‘An icon in spite of itself’

Elihu Rubin ’99, assistant professor of architecture and urbanism at the Yale School of Architecture, published a history of Boston’s iconic Prudential Center in May.
Elihu Rubin ’99, assistant professor of architecture and urbanism at the Yale School of Architecture, published a history of Boston’s iconic Prudential Center in May. Photo by Leah Motzkin.

Elihu Rubin ’99, assistant professor of architecture and urbanism at the Yale School of Architecture, published his latest book, “Insuring the City: The Prudential Center and the Postwar Urban Landscape,” with the Yale University Press in May. Rubin, a native Bostonian who also works as a documentary filmmaker and city planner, said he became interested in the Prudential Center not because the building is architecturally attractive or sound, but rather because it represents the interweaving forces that shape and change a city’s landscape. The News spoke with Rubin about the process of writing the building’s history and how a reader should approach the book.

Q How did you choose to write about the Prudential Center?
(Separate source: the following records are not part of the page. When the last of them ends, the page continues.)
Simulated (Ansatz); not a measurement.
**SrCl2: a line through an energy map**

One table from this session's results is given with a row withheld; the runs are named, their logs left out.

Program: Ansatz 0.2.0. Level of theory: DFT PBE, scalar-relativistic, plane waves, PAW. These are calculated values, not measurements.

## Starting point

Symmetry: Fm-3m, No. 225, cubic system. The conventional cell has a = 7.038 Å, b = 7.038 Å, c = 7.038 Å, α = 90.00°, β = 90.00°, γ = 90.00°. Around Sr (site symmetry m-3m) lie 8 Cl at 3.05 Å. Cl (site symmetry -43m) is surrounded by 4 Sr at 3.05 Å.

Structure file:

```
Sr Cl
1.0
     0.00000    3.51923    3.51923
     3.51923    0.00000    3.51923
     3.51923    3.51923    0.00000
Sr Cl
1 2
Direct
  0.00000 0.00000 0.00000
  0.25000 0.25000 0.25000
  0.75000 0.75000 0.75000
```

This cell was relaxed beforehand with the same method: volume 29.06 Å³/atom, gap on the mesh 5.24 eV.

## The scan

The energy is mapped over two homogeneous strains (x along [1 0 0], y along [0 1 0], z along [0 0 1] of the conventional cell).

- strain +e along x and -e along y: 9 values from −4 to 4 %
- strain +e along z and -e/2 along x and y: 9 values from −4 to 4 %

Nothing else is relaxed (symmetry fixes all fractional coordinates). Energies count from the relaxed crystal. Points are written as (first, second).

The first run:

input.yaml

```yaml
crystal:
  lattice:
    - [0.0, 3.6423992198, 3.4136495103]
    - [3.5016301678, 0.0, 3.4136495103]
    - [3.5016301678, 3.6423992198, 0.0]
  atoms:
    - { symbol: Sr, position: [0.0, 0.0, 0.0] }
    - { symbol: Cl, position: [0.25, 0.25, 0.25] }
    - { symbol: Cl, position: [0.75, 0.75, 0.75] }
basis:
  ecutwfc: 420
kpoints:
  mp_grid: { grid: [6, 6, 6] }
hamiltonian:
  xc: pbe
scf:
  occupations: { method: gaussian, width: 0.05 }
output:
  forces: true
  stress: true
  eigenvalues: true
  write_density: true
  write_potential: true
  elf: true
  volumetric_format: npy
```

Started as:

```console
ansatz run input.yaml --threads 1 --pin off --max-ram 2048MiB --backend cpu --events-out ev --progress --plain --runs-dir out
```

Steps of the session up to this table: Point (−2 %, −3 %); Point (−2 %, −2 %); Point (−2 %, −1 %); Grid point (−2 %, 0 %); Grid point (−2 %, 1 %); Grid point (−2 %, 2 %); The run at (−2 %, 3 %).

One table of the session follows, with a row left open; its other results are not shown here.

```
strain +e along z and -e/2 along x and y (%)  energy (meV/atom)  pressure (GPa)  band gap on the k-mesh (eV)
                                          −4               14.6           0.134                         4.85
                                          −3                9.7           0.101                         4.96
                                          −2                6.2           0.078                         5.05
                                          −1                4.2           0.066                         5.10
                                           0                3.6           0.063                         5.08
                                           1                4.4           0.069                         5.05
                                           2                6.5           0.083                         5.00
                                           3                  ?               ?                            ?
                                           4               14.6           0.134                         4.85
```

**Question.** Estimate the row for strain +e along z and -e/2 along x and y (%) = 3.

A The book started as a Ph.D. dissertation in the history of architecture and urbanism at UC Berkeley. I was looking to research an urban landscape from the ’50s and ’60s — a large, complicated place that I could analyze to uncover the forces that led to its production. That was my mission. I chose the Prudential Center despite the fact that it was not considered to be good architecture or urbanism. In fact, this made it all the more interesting — here was a building and an urban complex that Bostonians love to hate; it is an icon in spite of itself — yet plays a crucial role in the city’s history. Through the Prudential Center, I had found a vehicle to tell the broader story of how cities changed in the postwar period.

Q The book’s title, “Insuring the City: The Prudential Center and the Postwar Urban Landscape,” clearly hints at the main themes of the book. How does the book’s title reflect its message?

A On a visceral level, I like the ring of “Insuring the City.” The title alludes to the role that Prudential, a life insurance company, had in investing in American cities in the 1950s. At that time, the leaders of many rust belt cities, like Boston, were legitimately concerned about the future of the city. (Many of these cities, like Buffalo and Detroit, are still in an extremely uncertain position.) When Prudential decided to build its Northeastern Home Office in Boston — the Prudential Center — it was an important validation of the city’s urban future. In this way, Prudential helped to insure the future of the city.

Q Would you say that the book is accessible to a general audience or better for people with a background in architecture or another specific field. In other words, who is the book’s intended audience?

A I worked hard to make the book accessible to the general reader. There’s not a lot of jargon in the book. I wrote the book to appeal to people with a general interest in urban history, urban planning, architecture, business history, transportation and, of course, for those readers with a particular interest in Boston. The book tells a story, but it also represents original scholarship and the reader has a chance to sift through some of that material with me.

Q How does your book allow people without a basic understanding of architecture to connect to the building and recognize its importance?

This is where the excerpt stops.